This Problem Is Gold!

Since the circle is the incircle of $\triangle ABC$ , $BD=BE = a$ , $CD=CF = b$ and let $AE=AF = c$ . Then

$\begin{aligned} c & = r \cot \frac A2 = r \cot \left(\frac {180^\circ - B - C}2\right) = r \tan \left(\frac B2 + \frac C2\right) \\ & = r \left(\frac {\tan \frac B2+\tan \frac C2}{1-\tan \frac B2 \cdot \tan \frac C2} \right) = r \left(\frac {\frac ra + \frac rb}{1-\frac {r^2}{ab}} \right) = \frac {(a+b)r^2}{ab-r^2} \end{aligned}$

Note that the area of $\triangle ABC$ is given by:

$\begin{aligned} A_\triangle & = (a+b+c)r \\ \frac {A_\triangle}{a+b} & = \frac {(a+b+c)r}{a+b} \\ \sqrt{ab} & = \frac {(a+b+c)r}{a+b} \\ \implies \frac r{\sqrt{ab}} & = \frac {a+b}{a+b+c} = \frac 1{1+\frac {r^2}{ab-r^2}} = \frac {ab-r^2}{ab} = 1 - \frac {r^2}{ab} \end{aligned}$

$\begin{aligned} \implies \left(\frac r{\sqrt{ab}} \right)^2 + \frac r{\sqrt{ab}} & = 1 \\ \left(\frac r{\sqrt{ab}} + \frac 12 \right)^2 & = 1 + \frac 14 \\ \implies \frac r{\sqrt{ab}} & = \frac {\sqrt 5}2 - \frac 12 \approx \boxed{0.618} \end{aligned}$

In the diagram above the lengths are filled in by noting that two tangents to a circle from an outside point are equal in length.

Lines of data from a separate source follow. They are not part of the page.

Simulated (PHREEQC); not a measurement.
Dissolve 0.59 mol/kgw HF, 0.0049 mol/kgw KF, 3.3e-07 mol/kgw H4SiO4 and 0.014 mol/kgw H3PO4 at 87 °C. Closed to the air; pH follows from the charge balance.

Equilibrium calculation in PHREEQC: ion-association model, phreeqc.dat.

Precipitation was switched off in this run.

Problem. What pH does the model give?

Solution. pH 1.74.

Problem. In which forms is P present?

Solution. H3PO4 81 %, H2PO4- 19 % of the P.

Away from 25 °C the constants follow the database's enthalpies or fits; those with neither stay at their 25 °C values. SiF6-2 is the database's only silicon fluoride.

$A_{\triangle{ABC}} = \dfrac{r}{2}(2(a + b) + 2x) = r(a + b + x)$

Using Heron's formula for $\triangle{ABC}$ we have:

$s = a + b + x \implies A_{\triangle{ABC}} = \sqrt{(ab)(a + b + x) x} = r(a + b + x) \implies$

$(a + b)abx + abx^2 = (a + b)^2r^2 + 2(a + b)r^2x + r^2x^2 \implies$

$(ab - r^2)x^2 + (a + b)(ab - 2r^2)x - (a + b)^2r^2 = 0 \implies$

$x = \dfrac{(a + b)r^2}{ab - r^2} > 0$ dropping the root $-(a + b) < 0$ $\implies A_{\triangle{ABC}} = \dfrac{ab(a + b)r}{ab - r^2} \implies$

$\dfrac{A_{\triangle{ABC}}}{a + b} = \dfrac{abr}{ab - r^2} = \sqrt{ab} \implies$

$(ab)^{\frac{1}{2}}r^2 + abr - (ab)^{\frac{3}{2}} = 0 \implies r = \sqrt{ab}(\dfrac{\pm\sqrt{5} - 1}{2})$

$r > 0 \implies r = \sqrt{ab}(\dfrac{\sqrt{5} - 1}{2}) = \sqrt{ab}(\phi - 1) \implies$

$\dfrac{r}{\sqrt{ab}} = \phi - 1 \approx \boxed{0.6180339887498948}$ .